Thought on a Cirrus G3 or Twinstar for Midwest Air Taxi?

theyoungs02

New Member
Looking for thoughts on which aircraft would be the best selection for a cost effective air taxi concept operating out of the Midwest. Not interested in Eclipe 500s or VLJs per se. With the lack of FIKI certification on the Cirrus, would the Twinstar be the better choice in terms of dispatch reliability?
 

bdhill1979

Gone West
would the Twinstar be the better choice in terms of dispatch reliability?
??? are you joking???

I can't tell.

Twinstars break constantly, Thielert (the engine manufacturer) has filed for insolvency, parts are taking forever to show up. They are by far the lowest reliability airplane I have seen. They were all grounded a few weeks ago with (yet another) emergency AD about the prop clutches disintegrating.

That aside the Twinstar is not a people hauler, it just looks pretty. The fuel efficiency (when the plane is not broken) does not even remotely offset the purchase cost.
 

bdhill1979

Gone West
What aircraft would you recommend?
There are so many variables to consider:

How many people? From your original question of SR22 G3 vs DA42 I am guessing 3 or less
How far?
How fast?
Purchase cost?
Operating cost?
Luxury lifestyle customer?


Just to name a few

What kind of operation are you considering?
 

theyoungs02

New Member
The idea is similar to SATSAir down in Atlanta

How many people: 1-2
How far: approx 300nm
How fast: Ideally around 190-200kt
Purshase Cost: $600k max per plane
Operating Cost: below $250/hr
Customer: Med-High Net worth or first class commercial passenger/business traveler

It will be either a fixed hourly rate or $ per mile 135 operation
 

theyoungs02

New Member
My only concern with the Cirrus in the Midwest is winter weather conditions and to the degree I cannot dispatch b/c of lack of FIKI cert. Hard to beat the Cirrus though in non winter months in terms of performance and $.
 

woutlaw

Well-Known Member
Point2Point tried the low-cost, single-engine air taxi concept in the Dakotas using the Cirrus but got killed by the lack of FIKI during the winter and shut down.

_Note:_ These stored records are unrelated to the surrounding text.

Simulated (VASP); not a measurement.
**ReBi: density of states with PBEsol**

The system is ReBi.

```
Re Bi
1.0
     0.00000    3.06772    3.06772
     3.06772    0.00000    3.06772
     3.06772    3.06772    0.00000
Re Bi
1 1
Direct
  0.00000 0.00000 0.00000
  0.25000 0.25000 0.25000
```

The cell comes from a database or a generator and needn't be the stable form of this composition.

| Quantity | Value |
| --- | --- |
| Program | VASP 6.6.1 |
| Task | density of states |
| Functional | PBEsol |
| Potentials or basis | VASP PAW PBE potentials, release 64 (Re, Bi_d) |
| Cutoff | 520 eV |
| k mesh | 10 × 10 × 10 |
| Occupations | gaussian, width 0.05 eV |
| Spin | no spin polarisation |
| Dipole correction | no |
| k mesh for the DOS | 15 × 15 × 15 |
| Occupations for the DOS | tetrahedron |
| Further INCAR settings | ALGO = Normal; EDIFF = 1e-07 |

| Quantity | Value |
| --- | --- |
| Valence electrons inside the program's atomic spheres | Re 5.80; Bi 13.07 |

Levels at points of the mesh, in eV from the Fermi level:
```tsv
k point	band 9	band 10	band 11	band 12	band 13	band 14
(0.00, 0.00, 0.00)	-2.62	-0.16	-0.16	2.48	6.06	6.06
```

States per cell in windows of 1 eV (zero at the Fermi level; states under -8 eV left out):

http://www.avweb.com/avwebflash/news/Point2Point_Airways_Aircraft_Repossessed_195576-1.html

IIRC, Bonanzas, Columbia (now Cessna 350/400) and Mooney offer FIKI, either standard or via STC, which would seem to be a must-have if you want to dispatch between October and May in the midwest.

Looking for thoughts on which aircraft would be the best selection for a cost effective air taxi concept operating out of the Midwest. Not interested in Eclipe 500s or VLJs per se. With the lack of FIKI certification on the Cirrus, would the Twinstar be the better choice in terms of dispatch reliability?
 

bdhill1979

Gone West
My only concern with the Cirrus in the Midwest is winter weather conditions and to the degree I cannot dispatch b/c of lack of FIKI cert. Hard to beat the Cirrus though in non winter months in terms of performance and $.
I "heard" from a Cirrus owner that known ice certification was coming.

I flew a DA42 in ice once, scared the living #### out of me. If I remember right the fluid reservoir was only 3 hours on high setting, we were on a 4 hour flight.
 

bdhill1979

Gone West
IIRC, Bonanzas, Columbia (now Cessna 350/400) and Mooney offer FIKI, either standard or via STC, which would seem to be a must-have if you want to dispatch between October and May in the midwest.
I didnt know you could get ice protection on the Columbia/cessna.

That would get my vote for what you are talking about.

Cessna 400

Good speed
Good operating costs
Reasonable purchase price
Cessna factory support

edit to add: the G1000 with the integrated GFC 700 autopilot is cheating :D
 

theyoungs02

New Member
Never considered a Cessna 400...guess I thought with lack of BRS parachute and single engine that it would not be attractive to potential customers...thoughts?
 

woutlaw

Well-Known Member
Huh. Looks like the Cessna 400 isn't certified for FIKI after all. Weird, I thought previous Columbias were.

FIKI is a hot topic among cirrus pilots right now, and I've heard the same thing, that it's on the way. But who knows, it's all just rumor.

I guess that leaves the Bonanza, but the purchase price will be above 600K and operating costs are certainly all of $250/hr.

A nicely refurbed T210 perhaps?

The operating costs are higher, but it's hard to argue with the old stalwarts: 310s, Barons, Senecas, Aztecs, hell even a T303.
 

moxiepilot

Well-Known Member
If you are deciding between those two, all I can say is to wait until Oshkosh for some things regarding the Cirrus. There may be a better package coming to the market...
 

Derg

New Arizona, Il Duce/Warlord
Staff member
How about a nice, low-time mid-80's Baron? Nice useful load, two engines, fast, lots of parts commonality and availability... Made with lots of rivets instead of glue! ;)
 

ppragman

FLIPY FLAPS!
Bonanza A36 with TKS (for known ice) and trend monitoring so you can blast off into IFR. $250k or so. Fast, with good fuel economy and only one motor to break.
 

JayAre

Well-Known Member
If you want winter flying look at a twin. Like what doug said or a chieftain. Or forget the plastic toy plane and look at ce-210.
 

milleR

Well-Known Member
Who in their right mind would fly into known ice in a piston single anyway? Even in a piston twin it's questionable. A nice used baron or 400 series twin cessna can be had for well under $600k.